DBS Group’s third-quarter 2024 net profit crossed SGD 3 billion ($2.2 billion) for the first time, rising 15% from a year ago and 8% from the previous quarter to SGD 3.03 billion ($2.27 billion).
Total income rose 11% from a year ago and 5% from the previous quarter to SGD 5.75 billion ($4.3 billion). These increases were driven by balance sheet growth, record fee income led by wealth management, higher treasury customer sales, and the strongest markets trading income in 10 quarters. The cost-income ratio was 39%.
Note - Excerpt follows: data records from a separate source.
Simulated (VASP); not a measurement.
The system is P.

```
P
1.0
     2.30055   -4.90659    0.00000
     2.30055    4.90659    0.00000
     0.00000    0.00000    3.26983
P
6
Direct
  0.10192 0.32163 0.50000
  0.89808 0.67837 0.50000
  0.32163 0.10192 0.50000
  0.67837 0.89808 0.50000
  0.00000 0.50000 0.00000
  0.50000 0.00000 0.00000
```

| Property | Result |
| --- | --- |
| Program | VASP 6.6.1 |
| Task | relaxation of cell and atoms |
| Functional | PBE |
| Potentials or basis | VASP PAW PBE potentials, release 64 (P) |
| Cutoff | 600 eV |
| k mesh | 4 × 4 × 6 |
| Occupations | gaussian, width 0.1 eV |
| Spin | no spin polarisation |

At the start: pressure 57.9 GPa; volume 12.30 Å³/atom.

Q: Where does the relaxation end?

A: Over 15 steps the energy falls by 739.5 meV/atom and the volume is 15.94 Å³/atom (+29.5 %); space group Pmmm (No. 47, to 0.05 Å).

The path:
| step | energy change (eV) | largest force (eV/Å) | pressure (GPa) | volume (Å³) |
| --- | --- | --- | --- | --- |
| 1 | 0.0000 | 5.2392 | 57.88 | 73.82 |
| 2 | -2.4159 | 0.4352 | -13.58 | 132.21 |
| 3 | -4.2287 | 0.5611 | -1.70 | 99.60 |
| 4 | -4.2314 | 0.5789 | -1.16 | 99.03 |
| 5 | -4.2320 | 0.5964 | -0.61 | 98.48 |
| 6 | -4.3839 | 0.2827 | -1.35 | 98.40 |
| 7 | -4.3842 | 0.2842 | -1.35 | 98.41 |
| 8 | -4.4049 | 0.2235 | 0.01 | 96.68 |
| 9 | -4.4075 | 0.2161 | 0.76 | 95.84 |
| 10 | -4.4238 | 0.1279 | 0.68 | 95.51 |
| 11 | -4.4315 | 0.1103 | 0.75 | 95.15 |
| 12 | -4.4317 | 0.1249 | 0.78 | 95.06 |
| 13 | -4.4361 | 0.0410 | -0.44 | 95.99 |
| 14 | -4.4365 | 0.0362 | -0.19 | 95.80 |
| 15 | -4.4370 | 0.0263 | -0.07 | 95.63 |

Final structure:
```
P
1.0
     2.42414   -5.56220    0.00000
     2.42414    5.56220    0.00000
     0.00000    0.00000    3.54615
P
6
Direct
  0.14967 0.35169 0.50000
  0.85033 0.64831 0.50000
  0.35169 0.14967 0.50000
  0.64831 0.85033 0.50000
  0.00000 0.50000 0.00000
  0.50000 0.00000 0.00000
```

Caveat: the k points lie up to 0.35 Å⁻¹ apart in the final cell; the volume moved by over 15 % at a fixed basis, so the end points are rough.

For the nine months, net profit increased 11% to a new high of SGD 8.79 billion ($6.6 billion). Return on equity was at 18.8%. Total income rose 11% to SGD 16.8 billion ($12.6 billion) from growth in both the commercial book and markets trading.
Asset quality continued to be resilient, with the NPL ratio declining to 1.0%. Non-performing assets fell 8% from the previous quarter. Specific allowances were at 14 basis points for loans for the third quarter and 11 basis points for the nine months.
Dividend and share buyback
The board declared a quarterly dividend of SGD 54 cents ($0.41) per share for the third quarter, bringing the dividend for the nine months to SGD 1.62 ($1.22) per share.
In addition, the board announced the establishment of a new SGD 3 billion ($2.2 billion) share buyback programme. Under the programme, shares will be purchased in the open market and cancelled. The buybacks will be carried out at management’s discretion and subject to market conditions.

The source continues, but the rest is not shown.